Think about that. Jesus had just told his disciples to confront a brother among themselves who sinned against one (or more). You don’t forgive that shit! You don’t have any power on earth to forgive sinners from sinning. Like Joseph said, “Am I in the place of God?”
When Joseph’s brothers prostrated themselves before their younger brother and wept tears, it was all an act. When Joseph wept, it was from the pity coming from the king within him (God), felt for beggars that were full of sin. Joseph assured his sinful brothers that he would care for them and their families, even though the law said he could torture them and all their wives and children by sending them all to prison, as slaves for their debts.
That is the lesson for the Fifteenth Sunday after Pentecost, year 2020, Proper 19 Year A. It says, “Forgiveness [like Vengeance] is mine sayeth the Lord.” The people who are in the name of Jesus Christ, as seventy-seven-souls [aka Saints] with God in their hearts, prove their piety by allowing themselves to let go of all sins against them, leaving all forgiveness up to God. The lesson is like Jesus said, “Love one another as I have loved you” [meaning the love between Apostles and Saints, Brothers and Sisters all reborn as Jesus Christ].
Here is the funny aside about these lessons that becomes like the slaves seeing the wicked asshole slave exacting punishment on the slave that owed him debt. It is all the wicked priests of the Episcopal Church that think they are owed something by Donald J. Trump. They demand he repay his debt by expecting him to quit, leave office, die, or volunteer to go to prison, all just to make Democrats, Socialist, Communists, and Episcopal priests happy. They preach about sending him to debtors prison, promoting the election of feeble-minded Joe ‘Lifer Politician’ Biden as president, so his keepers can run roughshod over everyone they hate. They have no forgiveness within their beings, other than to forgive all who destroy and kill in the name of “protest,” pretending the police are the problem.
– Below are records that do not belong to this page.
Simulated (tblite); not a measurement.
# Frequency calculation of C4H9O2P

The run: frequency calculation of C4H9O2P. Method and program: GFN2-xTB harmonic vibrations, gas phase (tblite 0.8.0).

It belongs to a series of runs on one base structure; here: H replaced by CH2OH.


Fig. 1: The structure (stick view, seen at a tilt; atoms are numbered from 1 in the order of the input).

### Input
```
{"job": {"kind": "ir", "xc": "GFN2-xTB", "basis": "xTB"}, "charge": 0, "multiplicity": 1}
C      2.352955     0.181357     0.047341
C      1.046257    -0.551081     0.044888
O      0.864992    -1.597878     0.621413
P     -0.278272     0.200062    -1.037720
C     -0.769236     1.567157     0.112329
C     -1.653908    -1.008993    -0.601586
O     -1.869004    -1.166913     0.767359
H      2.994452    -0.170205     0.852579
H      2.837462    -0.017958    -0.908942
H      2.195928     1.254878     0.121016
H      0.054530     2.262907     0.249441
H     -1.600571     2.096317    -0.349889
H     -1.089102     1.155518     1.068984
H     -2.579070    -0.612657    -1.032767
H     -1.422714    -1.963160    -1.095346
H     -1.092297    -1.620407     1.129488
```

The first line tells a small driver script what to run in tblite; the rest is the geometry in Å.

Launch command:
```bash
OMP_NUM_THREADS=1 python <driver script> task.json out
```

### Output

Who are they thinking they are? God?!?! Donald J. Trump, like every other swinging-dick or swinging-tits politician in America has a debt with God that can never be repaid in this world. Jesus knows who is seventy-seven and who is short one soul for having sold it to Satan.
I expect politics (as always) will be the slant on these readings, as a November election looms on the horizon. Episcopalian priest are thinking like the brothers of Joseph, thinking they better make up a good lie that can cover their sorry asses if (God forbid!) Trump gets re-elected. Whoever gets elected simply means nothing changes – the world is where sin thrives and always is allowed to run amok. Meanwhile, priests sell their brothers who don’t think like them into slavery, but only after trying to kill them first [only finding out the mice-and-men reality of failure]. Just like the brothers of Joseph found the old ‘drown him in a cistern’ ploy didn’t work, neither does the ‘turn Scripture into hate’ tactic. Everyone is blind to the fact that only sinners play politics, so everyone is a slave around here owing somebody.
The lying brothers and sisters pretending to be prostrate before Jesus, so all their sins can be forgiven, are secretly chuckling at how easy it is to be forgiven in this world. They laugh at the goodhearted nature of Jesus, all the while plotting their next theft of another ten thousand talents, in a world that always rewards sinners. But, they always forget that God the King has many little eyes watching everything, who will come tattle to Him. So, liars beware the debt of sin!
When Joseph “reassured [his sinful brothers], speaking kindly to them,” God was chuckling inside Joseph’s mind, body, and soul. God was telling Joseph, “Give them all the rope they want, because they will hang themselves with it [similar to the death of Judas] when payment for sins comes due.”
Go ahead and hate and act like it isn’t a debt mounting; but it is.